Last updated 5th July, 2018
he desperate cries of a fatally injured young woman ring out into the night. She knows she can be heard but realizes as her life ebbs away, that no one is coming to her aid. This is not a murder mystery novel, a story created to draw readers in. This is true life and a brutal murder which took place in Queens, New York on 13 March 1964. Kitty Genovese was an intelligent and independent woman of 28-years-old. Attractive, funny and petite she harmed no one and posed no threat. In 1964 she became the victim of a predator who stalked her from the shadows as she walked home late in the evening.
A predator who pounced on a residential street, illuminated by street lights and in full view of the apartments overlooking the scene. He knew he would not be interrupted. He knew that people ‘just didn’t want to get involved’. This is a phrase that will forever be associated with the murder of Kitty Genovese. A phrase that has prompted an outcry, academic curiosity and in more recent years, outright denial.
Police reports show that 38 people saw or heard the brutal attack on Kitty Genovese that night. Residents who peered out of their windows at 3 am after hearing her screams. Witnesses who saw a woman being attacked and still only one called the police.
Kitty Genovese: A True Account of a Public Murder and its Private Consequences grips you right from the start with an introduction which sets the scene and increases your curiosity. Catherine Pelonero has recreated the events of that March evening in 1964. Using official documentation, her own interviews with those involved, witness statements and police reports, she has been able to write true crime like a fast-paced novel that keeps you turning pages. Her vivid descriptions and impressive language provide a hard-hitting glimpse of the ordeal this young woman endured.
Catherine Pelonero is an author and playwright who has spent six years researching this case. Six years combing through the full police reports, each witness statement and every interview transcript to ensure she got the facts right. Her patience and attention to detail shine through in a book which presents the truths of this murder, using intelligent narrative and an engaging and refreshing writing style. She describes each witness and what they saw that night. How they saw Kitty Genovese fall to the ground and heard her cries. “He’s got me! He’s got me!”

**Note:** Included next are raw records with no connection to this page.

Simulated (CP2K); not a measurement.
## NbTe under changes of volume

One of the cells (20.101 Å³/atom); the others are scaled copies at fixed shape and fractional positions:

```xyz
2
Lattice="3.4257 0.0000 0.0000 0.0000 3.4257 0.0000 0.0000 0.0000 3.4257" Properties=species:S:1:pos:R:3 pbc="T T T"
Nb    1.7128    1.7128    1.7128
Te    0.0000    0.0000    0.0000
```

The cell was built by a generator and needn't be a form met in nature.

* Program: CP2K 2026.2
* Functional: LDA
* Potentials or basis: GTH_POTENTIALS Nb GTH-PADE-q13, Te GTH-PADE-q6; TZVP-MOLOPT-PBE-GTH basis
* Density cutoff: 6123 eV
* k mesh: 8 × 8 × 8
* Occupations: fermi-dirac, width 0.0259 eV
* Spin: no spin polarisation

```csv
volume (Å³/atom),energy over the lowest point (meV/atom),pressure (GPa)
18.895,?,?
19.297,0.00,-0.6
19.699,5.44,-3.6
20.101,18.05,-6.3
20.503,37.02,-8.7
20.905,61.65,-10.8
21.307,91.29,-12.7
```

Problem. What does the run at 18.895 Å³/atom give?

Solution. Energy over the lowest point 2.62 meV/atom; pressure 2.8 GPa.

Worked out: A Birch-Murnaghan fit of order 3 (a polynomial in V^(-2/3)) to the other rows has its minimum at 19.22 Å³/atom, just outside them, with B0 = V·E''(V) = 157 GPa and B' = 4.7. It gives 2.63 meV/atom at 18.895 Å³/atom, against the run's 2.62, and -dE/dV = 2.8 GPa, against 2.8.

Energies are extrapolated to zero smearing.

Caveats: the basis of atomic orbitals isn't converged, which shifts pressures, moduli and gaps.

They watched as her attacker fled into the night. She describes how they continued to watch as Kitty struggled to her feet and staggered down the road. “God please help me, I’m stabbed!”
Many remained watching as her attacker returned, checking doorways and alcoves one after the other, searching for his victim. As Kitty’s pleas pierced the stillness of that night, witnesses sighed to themselves, put their curtains back in place, turned off their lights and went back to bed. “I’m dying. Oh God, please, somebody help me….”
The aftermath of the Kitty Genovese murder has become an international story. When New York Times reporter Martin Gansberg reported the case in his now infamous article “37 Who Saw Murder Didn’t Call the Police”, attention focused on 38 witness reports, 38 bystanders to a horrific attack on a young woman and how 37 of them did nothing to help her.
“The first scream was fifteen minutes ago. Thirty people must have called by now” – A resident witness
In Kitty Genovese, Catherine Pelonero goes behind these headlines. She refocuses attention back onto Kitty Genovese herself, who she was and encapsulates her utter terror and helplessness at being attacked not once, but twice by the same man.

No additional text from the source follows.